I couldn’t believe this nine-year-old was giving me a lesson on faith. When we finally arrived at my house, I got a call from my daughter inviting me to her house for lunch. I brought Juan Carlos with me, who asked if it would be okay for him to go barefoot. He was happy as a clam when I said of course.

Months ago when I got the idea to take Juan Carlos home with me for lunch once in awhile, people in our church advised me against it. They told me he was maleducado, violent, rude, dangerous. The poor child has grown up without parents!

And you know what, he behaved like a perfect gentleman. He played so well with my grandson, who is about his age, and when it was time to eat, he went around serving everyone and making sure everyone had gotten food before he put anything on his own plate. He also asked me where the mandioca [yucca/manioc] was, went to the kitchen, cut it up without being asked, and then served it to everyone like he had been raised to do so his entire life.

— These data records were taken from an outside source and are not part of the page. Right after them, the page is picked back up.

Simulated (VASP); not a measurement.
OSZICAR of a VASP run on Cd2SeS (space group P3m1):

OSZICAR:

After lunch, my daughter, without being told anything about shoes, brought a pair of basketball sneakers to me and said, ‘We got these for [Celia’s grandson] but he won’t wear them because he doesn’t like the color. Do you think Juan Carlos would like them?’

They cost about 200,000 Guaranis, a little over four times the 45,000 Guaranis Ño Ño put in the offering bag. My daughter gave him the shoes along with a t-shirt and short set when it was time to go.

As I drove him home, he said, ‘See, Celia? I told you God provides.'”

4 Responses to “La Familia Baez: Juan Carlos”

  1. Grace Says:

    Awesome testimony. :)

  2. tim Says:

    Faith like a child. Lessons we all need to continually learn and wrestle with how we can apply that to our lives. God help my unbelief! Thanks for sharing!

  3. bryawnt Says:

    Fan-freaking-tastic. :) love love LOVE IT!

  4. Vivien Gok Says:

    It brought tears to my eyes when I read that. He has such a simple faith that I need to learn.